Custom Iterator for Processing Large Files

Question 1

I frequently work with large files and implemented a custom iterator to process these files efficiently while minimizing memory usage. The iterator reads each line from a file, parses it into a Message object, and skips invalid entries.

Are there any optimizations or best practices I can apply to this custom iterable implementation to further reduce memory usage or improve its performance? Below is the implementation for reference:

public class MessageIterable implements Iterable<Message> {
private final Logger logger = MessageFileProcessorSingleton.getInstance().getLog();
private final BufferedReader bufferedReader;
private final MessageParserService parserService;
private final PostExceptionTasksHandler postExceptionTasksHandler;
public MessageIterable(
 BufferedReader bufferedReader,
 PostExceptionTasksHandler postExceptionTasksHandler,
 MessageParserService service) {
 this.bufferedReader = bufferedReader;
 this.postExceptionTasksHandler = postExceptionTasksHandler;
 this.parserService = service;
}
@Override
public Iterator<Message> iterator() {
 return new Iterator<>() {
 Message next;
 @Override
 public boolean hasNext() {
 if (next != null) {
 return true;
 }
 try {
 String messageRowJson;
 while ((messageRowJson = bufferedReader.readLine()) != null) {
 next = parserService.getMessageFromRowJson(messageRowJson);
 if (next == null) {
 logger.log(Level.SEVERE, "Unable to parse messaeg row");
System.exit(-1);
 } else {
 return true;
 }
 }
 } catch (IOException e) {
 handleInvalidMessage();
 }
 return false;
 }
 @Override
 public Message next() {
 Message current = next;
 next = null;
 return current;
 }
 };
}
private void handleInvalidMessage() {
 logger.warn("Invalid message encountered. Executing post-exception tasks.");
 postExceptionTasksHandler.handle();
}

Question 2

It just occurred to me that are you perhaps processing JSON-formatted log files? If you can describe some reasons for malformed messages we may be able to figure out a better way to handle them (see en.wikipedia.org/wiki/XY_problem ).

Question 3

PostExceptionTasksHandler seems like an unnecessary type. It is basically a Runnable that is executed when an exception occurs. It would likely be more useful if you passed the exception that caused handler invocation to the handler itself. If you do that, the handler type could be replaced with Consumer<IOException> and that already contains enough information in it's name to suggest to the caller what it is used for.

If you have access to the MessageParserService.getMessageFromRowJson(String) method source code, I would change it to throw an exception on an invalid message instead of returning a null. That way you provide the caller with more information for deciding on how to handle the error. Of if you want to use it in a context where exceptions are not desired, maybe change the Message class so that it contains information about the validity so that you can return an error status from the conversion method.

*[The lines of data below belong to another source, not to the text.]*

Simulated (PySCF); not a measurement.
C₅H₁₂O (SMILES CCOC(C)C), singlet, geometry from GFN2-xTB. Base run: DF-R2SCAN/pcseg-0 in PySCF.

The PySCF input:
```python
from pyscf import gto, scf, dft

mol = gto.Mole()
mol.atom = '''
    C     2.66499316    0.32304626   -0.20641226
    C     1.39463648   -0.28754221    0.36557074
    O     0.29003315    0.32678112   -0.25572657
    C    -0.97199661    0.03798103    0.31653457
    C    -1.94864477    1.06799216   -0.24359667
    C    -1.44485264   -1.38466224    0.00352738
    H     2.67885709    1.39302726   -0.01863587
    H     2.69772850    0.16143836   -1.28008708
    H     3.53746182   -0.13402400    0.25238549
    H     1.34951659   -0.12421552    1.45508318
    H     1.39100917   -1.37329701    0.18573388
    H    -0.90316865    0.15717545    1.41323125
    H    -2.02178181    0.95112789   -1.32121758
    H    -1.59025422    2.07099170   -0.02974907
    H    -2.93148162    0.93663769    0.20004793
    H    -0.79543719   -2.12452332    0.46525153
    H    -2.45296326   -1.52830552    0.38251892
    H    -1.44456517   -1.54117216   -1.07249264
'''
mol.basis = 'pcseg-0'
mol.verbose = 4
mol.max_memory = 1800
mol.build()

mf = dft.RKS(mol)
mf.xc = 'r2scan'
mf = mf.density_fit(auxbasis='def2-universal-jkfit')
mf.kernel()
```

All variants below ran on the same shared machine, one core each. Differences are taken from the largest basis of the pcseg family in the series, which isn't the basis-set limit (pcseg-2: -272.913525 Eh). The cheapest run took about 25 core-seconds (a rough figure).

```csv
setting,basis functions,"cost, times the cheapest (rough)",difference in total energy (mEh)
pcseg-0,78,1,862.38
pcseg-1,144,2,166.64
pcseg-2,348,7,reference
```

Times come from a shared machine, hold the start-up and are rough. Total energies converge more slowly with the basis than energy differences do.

MessageParserService seems like it's more of a mapper than an actual service. The method signature suggests that it converts a JSON string to a data object. These are of course just naming conventions and thus highly opinion based, but I prefer that classes that just convert data types to follow naming pattern like MessageMapper.from(String source). This has benefits because the name restricts the class' scope to creating Message objects and the method name clearly tells that it creates a Message from a String. Only having methods named "from" in your mapper helps you think twice before you start loading responsibilities to it.

Do not call System.exit() to handle an error unless you know exactly why you want to do that. Based on the fact that you describe the code as "skipping invalid entries" I would guess that you don't know. Because the System.exit doesn't skip invalid entries. Instead it does the equivalent of yanking the power cord from the computer when it encounters a spelling error... There are a lot of related questions on Stack Overflow about this. You can start from here: https://stackoverflow.com/questions/3715967/when-should-we-call-system-exit-in-java

For what it's worth, maybe you could use Files.lines(Path, Charset) method instead of writing a special iterator for this? Something like this:

Files.lines(path, charset)
 .map(parserService::getMessageFromRowJson)
 .filter(Objects::nonNull)
 .forEach([ message processing method ]);

Regarding the question about improving memory usage and performance. You didn't provide any information about how the memory usage is a problem and there is very little to be done with the code we see. If memory usage really is a problem, it is likely in the code that processes the Message objects after they have been read.

Regarding runtime performance you're better of with using Files.lines(...) as the generated stream is backed by a memory mapped file and it is very hard to improve the performance from that. You can even use a parallel stream with it to see if taking advantage of a multi-processor computer pays off in your use case.

But the improved runtime performance is paid off with increased memory consumption. There really is no end-all answer to this. Here is a good article about performance optimization: https://ericlippert.com/2012/12/17/performance-rant/

Question 4

I haven't looked too deeply at this, but I notice that the Iterator only generates the next value in hasNext, and next just assumes this has already been done. This means that if there are ever two next() calls without a hasNext() in between, the second one will always return null as opposed to the value it ought return. Instead of assuming every call to next will be preceded by a hasNext call, make it so that next may itself advance the generation if needed (one way to do this could be having it call hasNext. Breaking the advancing logic into a helper method which both next and hasNext individually call is another).

Additionally, Iterator::next() should throw a NoSuchElementException when the underlying collection is exhausted. This implementation doesn't seem to do this.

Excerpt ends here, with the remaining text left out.